Anime and manga are haunted by iTunes. At the technology section of ICv2's Conference on Anime and Manga held December 6 in New York City, content providers spoke of the dream of finding a distribution system that outcompetes illegal activity. The way iTunes slowed piracy in the music business was on everyone's minds. Milton Griepp of ICv2 moderated a panel featuring Jeremy Ross, director of new product development for Tokyopop; John Nee, v-p of business development for DC Comics; Peter Heumiller, v-p of content development for Comcast; and Daniel Marks, senior v-p of strategy and business development for Viz Media.

Marks started with a discussion of Viz's Toonami Jetstream, a broadband streaming channel for the Cartoon Network. Earlier this year, Viz began digital downloads for Windows systems, starting with the anime Death Note, then Bleach, and now Naruto. Viz's main digital focus is anime; it’s still investigating the market for digital manga. Comcast reports that it has anime available on its video-on-demand platform, with about 20 hours of free, advertiser-supported content.

Nee said that in the U.S., DC is "still exploring the digital distribution options for traditional print. We're having a lot of meetings," he added. DC has online distribution in place in Japan in the form of Flex Comics, where DC bypasses comic books and serializes on Web sites, cellphones and other mobile platforms. The plan is to eventually make money off the traditional, bound form. "It's really using the Web to grab as many eyeballs as possible," said Nee.

Tokyopop wants to "try a bunch of different things," said Ross. "The jury is still out on what will work. We want to see what people can be trained to like." He thinks the answer to what will work will be obvious in a few years, "but right now, it's rather arcane." Tokyopop started pushing OEL online a few years ago as part of its strategy. Ross believes this online push helped validate OEL as an artform. (Now Tokyopop is using OEL to teach English in Japan.) The company has also created iManga, a subscription-based, cellphone manga that costs $4.99 a month and now is two years old. Ross reports that iManga has, on average, about 50,000 subscribers. Heumiller also believes digital will help feed the sales of the physical, and praised iManga.

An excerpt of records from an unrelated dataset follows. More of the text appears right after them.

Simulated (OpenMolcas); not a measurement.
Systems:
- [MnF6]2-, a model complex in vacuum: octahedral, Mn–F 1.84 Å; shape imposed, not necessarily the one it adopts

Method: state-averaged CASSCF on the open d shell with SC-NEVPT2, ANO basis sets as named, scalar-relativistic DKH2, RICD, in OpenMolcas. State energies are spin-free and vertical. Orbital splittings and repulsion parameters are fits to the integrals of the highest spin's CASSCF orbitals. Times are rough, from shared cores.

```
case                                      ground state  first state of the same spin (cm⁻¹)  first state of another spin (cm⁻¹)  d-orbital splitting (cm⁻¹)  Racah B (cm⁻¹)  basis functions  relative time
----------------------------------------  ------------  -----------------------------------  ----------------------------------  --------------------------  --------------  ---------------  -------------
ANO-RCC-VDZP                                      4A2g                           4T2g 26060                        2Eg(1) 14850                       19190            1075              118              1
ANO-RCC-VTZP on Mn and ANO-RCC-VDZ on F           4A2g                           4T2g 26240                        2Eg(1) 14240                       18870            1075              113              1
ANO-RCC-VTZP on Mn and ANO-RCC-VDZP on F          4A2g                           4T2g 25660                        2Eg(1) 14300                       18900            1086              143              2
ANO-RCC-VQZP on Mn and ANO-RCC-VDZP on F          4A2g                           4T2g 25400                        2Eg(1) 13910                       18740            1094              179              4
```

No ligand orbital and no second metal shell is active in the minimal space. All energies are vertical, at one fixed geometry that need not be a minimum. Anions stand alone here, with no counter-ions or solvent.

After the panel, Ross admitted that the 'tween shojo crowd, who are too young to drive and spend a great deal of time texting their friends, are Tokyopop's ideal iManga audience. In Japan, fewer people own personal computers and laptops; cellphones are far better developed for the kind of instant communication U.S. teens want. But unlike in Korea and Japan, the cellphones girls carry in the U.S. aren't yet sophisticated enough for the digital delivery of manga.

Nee believed that digital won't eat into the sale of the physical object, the way it has in the music industry, and agrees that it will help the sale of physical goods. "The book is a perfect device. It boots instantly. It doesn't need maintenance. You can view it from any angle."

Heumiller said the anime fan is a "perfect audience" for video-on-demand. "We're seeing a very consistent viewership staying with our product," he said. Marks placed faith in ad-sponsored sites and in the iTunes model for video content, though he believed the model is far from perfect, citing how NBC balked at iTunes, saying new shows should be more expensive. Ross added that, with truly well-targeted ads, you're actually providing a service to the viewer, not a hindrance.

When Griepp asked how forms of legal digital delivery can deal with piracy, Ross replied, "Right now, they can't." The problem rests in how animation is made in Japan, where the final anime scripts are delivered only hours before the show is aired. So you can't get materials in the U.S. beforehand to beat the clock on fans, who will download and post anime, complete with subtitles, within a day. Manga has the same problem with scanlations. Then Ross brought up iTunes. "Piracy isn't going to go away. For every pirate you put out of business, five will pop up. What we need to do is come up with ways that make people want to get it from us. Look at what iTunes has done." Content providers can't capitulate, but they can't spend too much time trying to get sites to take things down, which Ross compared to playing whack-a-mole.

Nee blamed illegal anime downloads for the downswing in DVD sales, and Marks noted that "cease and desist letters work for about five minutes." Ross believed a victory against pirates might not be a good thing. "There's a trend among pirates sites to say, 'we're not going to go away, and we help build your market. Work with us.' " (Ross said this is particularly true in manga.) No one's figured out a way to do that yet because "it's like working with the enemy," but Ross believed there will be creative and possibly collaborative solutions down the road. One area in which Ross has hope is creative commons licenses, granting fans limited rights to use material for their own purposes, even to mash it up.